LinkedIn has open sourced PalDB, an embeddable read-only key value store, 8 times faster than LevelDB and taking several times less memory than a hashset.
PalDB is an write-once key-value store written in Java and open sourced by LinkedIn. After the store is created all operations against it are read only. Its purpose is to to improve read operations and lower the memory footprint. LinkedIn recommends it for storing side data. They define side data as “the extra read-only data needed by a process to do its job. For instance, a list of stop words used by a natural language processing algorithm is side data.”

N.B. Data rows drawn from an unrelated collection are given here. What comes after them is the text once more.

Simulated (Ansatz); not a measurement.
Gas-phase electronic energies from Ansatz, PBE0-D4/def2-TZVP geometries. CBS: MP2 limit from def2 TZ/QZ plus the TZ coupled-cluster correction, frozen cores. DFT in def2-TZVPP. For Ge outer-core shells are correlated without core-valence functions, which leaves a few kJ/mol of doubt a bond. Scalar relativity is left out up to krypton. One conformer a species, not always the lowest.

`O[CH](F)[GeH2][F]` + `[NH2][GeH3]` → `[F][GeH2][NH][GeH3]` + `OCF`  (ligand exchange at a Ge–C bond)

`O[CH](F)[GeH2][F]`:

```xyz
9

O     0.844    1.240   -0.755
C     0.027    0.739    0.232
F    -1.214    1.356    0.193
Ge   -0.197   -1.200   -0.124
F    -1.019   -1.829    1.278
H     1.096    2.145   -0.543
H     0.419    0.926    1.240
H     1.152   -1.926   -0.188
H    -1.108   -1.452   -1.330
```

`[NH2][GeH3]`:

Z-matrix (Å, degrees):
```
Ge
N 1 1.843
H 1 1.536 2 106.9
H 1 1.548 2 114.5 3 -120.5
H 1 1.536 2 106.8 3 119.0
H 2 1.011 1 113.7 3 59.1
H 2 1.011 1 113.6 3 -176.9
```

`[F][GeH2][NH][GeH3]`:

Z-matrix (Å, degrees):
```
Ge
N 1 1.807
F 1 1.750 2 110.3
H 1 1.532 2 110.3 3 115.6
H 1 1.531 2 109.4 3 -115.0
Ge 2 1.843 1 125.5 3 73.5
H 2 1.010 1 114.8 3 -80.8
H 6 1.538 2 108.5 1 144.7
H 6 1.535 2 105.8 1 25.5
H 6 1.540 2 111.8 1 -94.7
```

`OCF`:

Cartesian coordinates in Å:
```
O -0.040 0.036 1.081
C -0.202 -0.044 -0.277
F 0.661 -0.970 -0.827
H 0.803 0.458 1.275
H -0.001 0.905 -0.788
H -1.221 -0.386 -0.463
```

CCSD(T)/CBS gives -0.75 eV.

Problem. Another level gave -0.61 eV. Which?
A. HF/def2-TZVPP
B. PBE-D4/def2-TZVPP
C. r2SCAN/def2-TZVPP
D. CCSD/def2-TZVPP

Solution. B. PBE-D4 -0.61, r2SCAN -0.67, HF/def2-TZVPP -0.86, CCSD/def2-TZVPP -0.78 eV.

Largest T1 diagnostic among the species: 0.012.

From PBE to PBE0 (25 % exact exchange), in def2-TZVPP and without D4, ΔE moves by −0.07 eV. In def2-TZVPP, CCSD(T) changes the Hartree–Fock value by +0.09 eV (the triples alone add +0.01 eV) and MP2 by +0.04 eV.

PalDB is embeddable, it does not use a schema and keeps data in one binary file. It offers random data access via an API.
Being optimized for read operations, its performance is comparable to other in-memory data structures such as HashMap or HashSet, according to LinkedIn, but takes significantly less space in memory, one of the main benefits the company was looking for when was designing it. For example, a 100M keys hashset needs over 500MB while PalDB takes about 80MB. Or, 35M member IDs need 1.8GB of RAM in a hashset compared to 290MB for PalDB. Data can be compressed in PalDB using Snappy for even a smaller footprint.
In terms of speed, a test performed by LinkedIn shows that PalDB does 2M reads/s or 6 times faster than HashSet and 8 times faster than LevelDB or RocksDB, on a MacBook Pro 3.1 GHz and a 10M-keys index.
PalDB was optimized for memory access. Keeping the data on a disk will result in considerably poorer performance. While there is no limitation for the size of data, the size of the index is limited to 2GB. Also, it is important to know that PalDB is not thread safe.